This below is one of doitinvest.com answers to the linkedin questions there. It might be interesting for you, though.

I tend to agree with what has been written below. If you have a project, you should do first an evaluation of it by yourself, then build a solid business plan. The business plan will help you to drive the start-up through the early phases of the development, who are the most critical. It also helps you to clarify what the start-up should be doing and how. Then, and only then, you should present this plan to potential investors.

 

Every “angel” has his/her own metrics of measurement, but obviously two are always on their sight:

– the viability of the business plan, which can be measured as the risk involved with the investment;

– the potential returns on the start-up or eventually (but harder to find) the afinity with the project itself.

 

If I would be in your shoes, I would do my business plan asap and I would start to present it to potential investors.

 

I hope this helps, please let me know if you need more details.

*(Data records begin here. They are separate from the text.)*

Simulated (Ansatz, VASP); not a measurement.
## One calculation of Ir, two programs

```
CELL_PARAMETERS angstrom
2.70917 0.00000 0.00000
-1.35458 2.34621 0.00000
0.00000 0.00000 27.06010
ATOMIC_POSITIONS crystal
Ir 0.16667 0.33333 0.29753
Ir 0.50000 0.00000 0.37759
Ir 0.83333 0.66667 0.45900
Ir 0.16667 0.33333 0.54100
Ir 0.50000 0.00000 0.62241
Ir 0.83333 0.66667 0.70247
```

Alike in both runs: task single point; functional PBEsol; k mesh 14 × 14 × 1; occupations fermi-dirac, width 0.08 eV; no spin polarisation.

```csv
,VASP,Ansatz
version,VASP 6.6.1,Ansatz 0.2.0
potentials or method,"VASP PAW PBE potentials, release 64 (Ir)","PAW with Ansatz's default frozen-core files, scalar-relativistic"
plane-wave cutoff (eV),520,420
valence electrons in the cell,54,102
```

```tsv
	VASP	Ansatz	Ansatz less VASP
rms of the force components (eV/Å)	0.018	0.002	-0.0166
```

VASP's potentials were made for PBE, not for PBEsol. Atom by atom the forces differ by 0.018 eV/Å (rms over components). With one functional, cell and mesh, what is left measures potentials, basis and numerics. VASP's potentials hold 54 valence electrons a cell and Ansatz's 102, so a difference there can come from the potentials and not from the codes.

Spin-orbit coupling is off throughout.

“Here’s an answer I got from a SCORE counselor when I recently asked this question:

Valuation is pretty hard to do for a startup, but typically for a seed round the company is given a $1.5M valuation pre-money. That means that if you raise $500k then the investors get 25% of the preferred shares.

This number is used for just about any business and though it seems arbitrary what it does is balance the needs of both investors and founders. Investors dont want to own too much because then founders are not as motivated, but first investors are taking the biggest risk and should end up with a reasonable piece. You can use a higher number if you want or if there is a significant amount that youve invested. The $1.5M number is the “sweat equity” and most angel rounds use this number or something similar to it.

Subsequent rounds will dilute the first investors and again the new investors will not want your share to drop below 50%. That only happens when a later remedial round is required.”